Does it support fast XLA text generation ?
#5
by
bakrianoo
- opened
Hi
I am wondering if it can support using the new XLA text generation.
I followed this blog: https://huggingface.co/blog/tf-xla-generate
And used the following code
from transformers import AutoModelForSeq2SeqLM , AutoTokenizer
import tensorflow as tf
from tensorflow.python.ops.numpy_ops import np_config
np_config.enable_numpy_behavior()
ph_model_name = "tuner007/pegasus_paraphrase"
# torch_device = "cuda:0"
ph_tokenizer = AutoTokenizer.from_pretrained(ph_model_name)
ph_model = AutoModelForSeq2SeqLM.from_pretrained(ph_model_name)
tokenization_kwargs = {"max_length": 512, "padding": "longest", "truncation": True, "return_tensors": "tf"}
generation_kwargs = {"num_beams": 7, "max_length": 512,
"num_return_sequences":2, "temperature":0.7,
"do_sample": True, "top_k": 90, "top_p": 0.95,
"no_repeat_ngram_size": 2, "early_stopping": True}
# generate a paraphrased text
xla_generate = tf.function(ph_model.generate, jit_compile=True)
input_prompt = 'the world has been inching toward fully autonomous cars for years .'
tokenized_inputs = ph_tokenizer([input_prompt], **tokenization_kwargs)

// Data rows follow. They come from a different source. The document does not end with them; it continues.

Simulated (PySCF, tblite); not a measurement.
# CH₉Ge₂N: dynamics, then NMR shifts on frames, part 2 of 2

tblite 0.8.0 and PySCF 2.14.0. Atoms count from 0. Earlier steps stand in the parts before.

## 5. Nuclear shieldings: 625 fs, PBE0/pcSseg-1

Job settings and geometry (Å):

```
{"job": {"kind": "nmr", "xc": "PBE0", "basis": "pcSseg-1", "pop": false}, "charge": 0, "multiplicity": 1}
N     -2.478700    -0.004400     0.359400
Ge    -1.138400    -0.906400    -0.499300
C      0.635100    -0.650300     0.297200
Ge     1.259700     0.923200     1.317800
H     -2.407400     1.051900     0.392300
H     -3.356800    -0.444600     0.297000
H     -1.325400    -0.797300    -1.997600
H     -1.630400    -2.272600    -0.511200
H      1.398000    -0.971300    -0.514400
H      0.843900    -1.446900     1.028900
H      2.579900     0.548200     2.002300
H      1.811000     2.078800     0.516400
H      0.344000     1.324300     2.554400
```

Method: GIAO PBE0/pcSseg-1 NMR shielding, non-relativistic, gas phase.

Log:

generated_text = xla_generate(**tokenized_inputs, **generation_kwargs)
decoded_text = ph_tokenizer.decode(generated_text[0], skip_special_tokens=True)
print(decoded_text)
but got this error message
TypeError Traceback (most recent call last)
<ipython-input-8-a25ee9d320ec> in <module>
1 input_prompt = 'the world has been inching toward fully autonomous cars for years .'
2 tokenized_inputs = ph_tokenizer([input_prompt], **tokenization_kwargs)
----> 3 generated_text = xla_generate(**tokenized_inputs, **generation_kwargs)
4 decoded_text = ph_tokenizer.decode(generated_text[0], skip_special_tokens=True)
5 print(decoded_text)
1 frames
/usr/local/lib/python3.7/dist-packages/tensorflow/python/framework/func_graph.py in autograph_handler(*args, **kwargs)
1145 except Exception as e: # pylint:disable=broad-except
1146 if hasattr(e, "ag_error_metadata"):
-> 1147 raise e.ag_error_metadata.to_exception(e)
1148 else:
1149 raise
TypeError: in user code:
File "/usr/local/lib/python3.7/dist-packages/torch/autograd/grad_mode.py", line 847, in decorate_context *
return func(*args, **kwargs)
File "/usr/local/lib/python3.7/dist-packages/transformers/generation_utils.py", line 1182, in generate *
model_kwargs = self._prepare_encoder_decoder_kwargs_for_generation(
File "/usr/local/lib/python3.7/dist-packages/transformers/generation_utils.py", line 525, in _prepare_encoder_decoder_kwargs_for_generation *
model_kwargs["encoder_outputs"]: ModelOutput = encoder(**encoder_kwargs)
File "/usr/local/lib/python3.7/dist-packages/torch/nn/modules/module.py", line 1130, in _call_impl *
return forward_call(*input, **kwargs)
File "/usr/local/lib/python3.7/dist-packages/transformers/models/pegasus/modeling_pegasus.py", line 753, in forward *
input_shape = input_ids.size()
TypeError: 'numpy.int64' object is not callable
Any help?